At the Ummatics Institute, as a contribution to the research aspect of this work, we encourage scholarship on three types of questions: the why (making the case for Muslim unification), the how (developing and evaluating strategies of transformation and integration at various levels), and the what (institutional design for a modern caliphate and its legal, social, political, and economic dimensions).

Focusing on the “why” in this series of papers, we assess some common objections to, and sources of skepticism about, the gargantuan aim of the political unification that could ultimately affect two billion Muslims spread across some fifty states across the globe, some 22 to 30 percent of whom live as minorities in non-Muslim-majority states.2 Before we address the “why” in detail in forthcoming papers, in this introductory piece we pave the way by discussing some of the key terms (unity, solidarity, khilāfa) and briefly outlining important aspects of the “what” and the “how”.

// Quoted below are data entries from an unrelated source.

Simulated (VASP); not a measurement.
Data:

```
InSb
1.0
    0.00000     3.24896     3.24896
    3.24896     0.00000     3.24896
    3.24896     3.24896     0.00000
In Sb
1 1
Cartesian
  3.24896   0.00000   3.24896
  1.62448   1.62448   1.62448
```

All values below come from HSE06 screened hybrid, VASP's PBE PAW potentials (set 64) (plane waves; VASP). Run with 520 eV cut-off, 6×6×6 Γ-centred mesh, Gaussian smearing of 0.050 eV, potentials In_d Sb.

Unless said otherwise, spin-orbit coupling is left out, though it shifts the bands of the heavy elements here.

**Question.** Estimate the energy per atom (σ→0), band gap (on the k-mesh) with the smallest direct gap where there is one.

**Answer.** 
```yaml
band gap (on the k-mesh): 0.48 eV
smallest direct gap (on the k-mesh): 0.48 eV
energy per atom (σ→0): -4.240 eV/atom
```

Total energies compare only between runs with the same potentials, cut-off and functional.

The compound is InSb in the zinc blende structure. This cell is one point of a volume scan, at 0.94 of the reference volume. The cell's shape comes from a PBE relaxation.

Hold on to Allah’s rope: On unity and solidarity

We begin by explaining what we mean by words such as “unity” and “solidarity”, since lack of clarity often leads to discord and confusion. Allah commands unity both in itself as a primary command (“hold on to Allah’s rope all together and be not divided”)3 and as a condition for the well-being of the Umma, the world at large, and establishment of the divine order.4 Sometimes, “unity” means sameness and homogeneity, as distinct from “solidarity”, which connotes shared bonds and interests with recognition of individual differences. Given the emphasis on individuality today, it is fashionable to view solidarity as good, and unity bad.

We can transcend such linguistic confusion by recognizing that every unity requires tolerance of some differences, while sustaining homogeneity in non-negotiable matters. The key question, then, is what are the respects in which sameness is required and for whose sake differences in other respects are tolerated, even encouraged. In fact, the fault line between unity and tolerance in any religion, ideology, or community defines its essence. Overreaching in favor of uniformity can be just as harmful as its neglect. The extent and nature of unity required also depends on the nature and aspiration of the given community: only minimal unity is needed if there is no collective mandate other than surviving and perhaps having a good time, like people on a picnic. A stronger bond is needed if the mandate is collective action, such as in an army or a corporation.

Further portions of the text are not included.